5.2 GP-SG: Gaussian process spatial graph
We represent the scene as a spatial factor graph [dellaert2017factor], comprising of nodes we optimize for and factors that constrain them. These query nodes are at their respective spatial positions , distributed in an volume. Our optimization goal is to recover the posterior , which represents the SDF of the volume and its underlying uncertainty.
Implementing the full GP (Equation 6) in the graph is costly, as each measurement constrains all query nodes . Motivated by prior work in spatial partitioning [lee2019online, stork2020ensemble], we decompose the GP into local unary factors as a sparse approximation. Given that and query node
follow a GP, the joint distribution and conditional are:
(7) |
This gives us a unary Gaussian potential which can be incorporated into a least-square setting:
(8) |
At a timestep , given measurements , we add the set of associated factors within a local radius of each query node’s position . Thus, for all query nodes, we accumulate a small set of factors:
(9) |
This sparsifies an otherwise intractable optimization, pictorially represented in Figure 5 for a 2-D case. Taking the Stanford bunny as an example, we illustrate how a set of noisy surface measurements are converted into local GP factors. The final optimization recovers a posterior SDF mean and uncertainty. More specifically, for the visuo-tactile problem, the maximum a posteriori estimation is:


(10) |
where is the factor set from the depth-map , and is the factor set from tactile measurement . The term applies a positive SDF prior to nodes, initializing the volume as empty space. Inference is carried out at each timestep via incremental smoothing and mapping (iSAM2) [kaess2012isam2].
This framework combines the computational benefits of an online local GPIS [lee2019online, stork2020ensemble] with those of an incremental least-squares solver. This is well-suited for sensors like the GelSight, as the dense point-clouds are too expensive to incorporate into a full GP. When querying, we recover the posterior mean and covariance only for the nodes updated—the remaining grid is accessed from cache.
5.3 Implicit surface generation
The posterior estimate represents the SDF’s mean and uncertainty, sampled from the volume. A marching cubes algorithm [lorensen1987marching] can give us both the implicit surface and the corresponding SDF uncertainty . is generated as the zero-level set of the SDF:
(11) |
Finally, we prune faces/vertices from that lie outside for any of the sensor measurements. These areas have high surface uncertainty, and our spatial graph will poorly approximate them. Furthermore, this is necessary for sequential data as we cannot expect a watertight mesh from partial coverage.




6 Experimental evaluation
We illustrate our method in both simulated (Section 6.2) and real-world (Section 6.3) visuo-tactile experiments. We compare our shape estimates with respect to the ground-truth meshes using the Chamfer distance (CD) [barrow1977parametric], a commonly-used shape similarity metric.

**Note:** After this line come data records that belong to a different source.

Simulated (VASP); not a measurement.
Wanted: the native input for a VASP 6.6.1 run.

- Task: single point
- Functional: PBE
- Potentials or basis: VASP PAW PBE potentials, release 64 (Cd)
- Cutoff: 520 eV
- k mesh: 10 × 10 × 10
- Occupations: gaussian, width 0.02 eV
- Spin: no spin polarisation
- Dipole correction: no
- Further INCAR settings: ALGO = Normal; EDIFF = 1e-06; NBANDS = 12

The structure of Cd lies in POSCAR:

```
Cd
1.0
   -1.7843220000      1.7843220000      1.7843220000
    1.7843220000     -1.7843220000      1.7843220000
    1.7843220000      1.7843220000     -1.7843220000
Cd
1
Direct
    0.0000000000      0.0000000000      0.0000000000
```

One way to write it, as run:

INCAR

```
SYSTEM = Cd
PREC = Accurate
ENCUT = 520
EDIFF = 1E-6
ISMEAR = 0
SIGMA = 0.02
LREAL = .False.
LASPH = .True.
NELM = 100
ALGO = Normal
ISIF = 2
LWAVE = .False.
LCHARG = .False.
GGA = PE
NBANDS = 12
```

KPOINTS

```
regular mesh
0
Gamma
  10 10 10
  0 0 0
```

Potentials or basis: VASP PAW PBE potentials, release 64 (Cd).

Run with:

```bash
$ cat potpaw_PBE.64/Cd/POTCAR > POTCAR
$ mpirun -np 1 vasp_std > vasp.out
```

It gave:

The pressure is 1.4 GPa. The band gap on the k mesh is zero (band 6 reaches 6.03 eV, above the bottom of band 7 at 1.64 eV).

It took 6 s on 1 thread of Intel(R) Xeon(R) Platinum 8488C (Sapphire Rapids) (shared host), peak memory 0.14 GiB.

Implementation: The framework is executed on an Intel Core i7-7820HQ CPU, 32GB RAM without GPU parallelization. We use the GTSAM [dellaert2012factor] optimizer with iSAM2 [kaess2012isam2] for incremental inference. Due to the precision of sensing, we empirically weight the noise of tactile measurements to be lower than that of the depth-map. We set the grid size , which occupies a volume of side larger than the objects. The local radius is tuned to of the side length.
6.1 Visuo-tactile data collection
We collect the YCBSight-Sim and YCBSight-Real datasets for evaluating our method. This comprises of YCB ground-truth meshes [calli2017yale], GelSight images from interaction, sensor poses, and a depth-map. While we consider 30 household objects in simulation, we restrict our shape mapping evaluation to 6 objects. This subset of objects have varied geometries (curved, rectangular, and complex) to verify the generalization of our method.
YCBSight-Sim: We generate GelSight-object interactions using Taxim, an example-based tactile simulator [si2021taxim]. We simulate 60 uniformly spread sensor poses on each object, normal to the local surface of the mesh. We render a depth-map from the perspective of an overlooking camera using Pyrender [pyrender]. Finally, zero-mean Gaussian noise is added to tactile point-clouds, sensor poses, and depth-map.
YCBSight-Real: We use a UR5e 6-DoF robot arm, mounting the GelSight sensor on a WSG50 parallel gripper. The depth-map is captured via a fixed-pose, calibrated Azure Kinect, approximately 1 m away from the object. Our complete setup can be seen in Figure 9. The GelSight captures 640 480 RGB images of the tactile interactions in a 2.66 cm area. The objects are secured by a mechanical bench vise at a known pose, to ensure they remain static. After capturing the depth-map , we approach each object from a discretized set of angles and heights. We detect contact events by thresholding the tactile images. We collect tactile images of the object’s lateral surface, along with the gripper poses via robot kinematics.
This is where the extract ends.